According to the affidavit filed before the court, the alleged victim alleges that her ex-husband sexually assaulted her on September 17, 2003. The affidavit further declares that the affiant reported the alleged assault to the Police Department. In a letter, dated December 18, 2003 from Jaime Esparza’s office addressed to the alleged victim, Esparza’s office states that “it found no probable cause to indict” and that “proceedings would normally cease”. The letter, attached to the affidavit as evidence further states that the decision was reached only after the Grand Jury “carefully reviewed all the information presented to them”. This raises the first issue presented by the affiant, the issue of whether all the evidence was properly presented to the Grand Jury. According to the affidavit, the detective that was assigned to the case was never called to testify before the grand jury investigating the case, this according to testimony given by the detective before another judge on another case. From a purely outsider point of view, it should stand to reason that the detective investigating the allegations would have some relevant testimony to present to the Grand Jury, regardless of the investigation’s conclusions. It is puzzling that the detective was not called to testify.
The affidavit also insinuates that other witnesses exists that are willing to testify, yet according to the affidavit, they were not called to testify before the Grand Jury. The other witnesses, according to the affidavit are the alleged victim’s sister, the sister of the officer alleged to have committed the assault and the assistant principal of the alleged victim child’s school. At this point, it is difficult to discern exactly what these witnesses are able to provide but the fact that the affiant included them, leads any reasonable person to conclude that their testimony may support the allegations brought forth by the alleged victim. This is important in that one of the witnesses seems to be the sister of the alleged assaulter.

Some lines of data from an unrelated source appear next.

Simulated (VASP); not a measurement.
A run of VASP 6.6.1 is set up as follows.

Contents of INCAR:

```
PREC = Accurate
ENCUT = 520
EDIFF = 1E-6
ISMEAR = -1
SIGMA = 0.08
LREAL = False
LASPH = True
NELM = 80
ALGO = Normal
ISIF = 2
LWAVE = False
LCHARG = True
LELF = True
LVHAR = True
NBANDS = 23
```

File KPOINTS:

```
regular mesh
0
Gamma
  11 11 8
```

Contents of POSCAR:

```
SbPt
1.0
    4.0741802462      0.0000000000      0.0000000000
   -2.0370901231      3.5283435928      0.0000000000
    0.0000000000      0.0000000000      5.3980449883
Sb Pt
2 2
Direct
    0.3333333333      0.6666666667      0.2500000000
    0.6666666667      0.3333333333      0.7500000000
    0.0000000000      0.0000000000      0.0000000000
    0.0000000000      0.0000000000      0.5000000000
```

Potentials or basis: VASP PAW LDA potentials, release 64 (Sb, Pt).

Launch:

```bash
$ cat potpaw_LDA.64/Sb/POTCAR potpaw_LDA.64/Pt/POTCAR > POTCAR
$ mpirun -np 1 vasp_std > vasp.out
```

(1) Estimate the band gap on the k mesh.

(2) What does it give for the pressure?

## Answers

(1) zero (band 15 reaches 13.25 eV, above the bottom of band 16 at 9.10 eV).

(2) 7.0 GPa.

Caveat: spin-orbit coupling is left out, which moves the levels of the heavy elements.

The affidavit further states that the alleged victim provided the El Paso Police Department evidence in the form of under garments and photographs purported to show bruising on the alleged victim. The affidavit further states that the officer alleged to have committed the assault was never questioned by the detective that was assigned to investigate the case.
The affiant, Ms. Enriquez further points out in her written testimony that the letter she received from Jaime Esparza states that although there is insufficient evidence to prosecute her alleged attacker, that as “a crime victim you may qualify for financial assistance from the Texas Crime Victim’s Compensation Program.” This raises the question of whether it is standard practice for the District Attorney to not find enough probable cause to indict an alleged attacker but at the same time acknowledge that the alleged victim is “a crime victim”, after all. This defies all logic as how can someone be a victim, yet there not be enough probable cause to indict the alleged attacker. Maybe the legal system, in their technical assessment of a case may find logic in this but for a layperson the apparent contradictions defies all logic. Or maybe, the letter is just a pro-forma letter sent to all who file a complaint. Either way, the logic just does not make sense.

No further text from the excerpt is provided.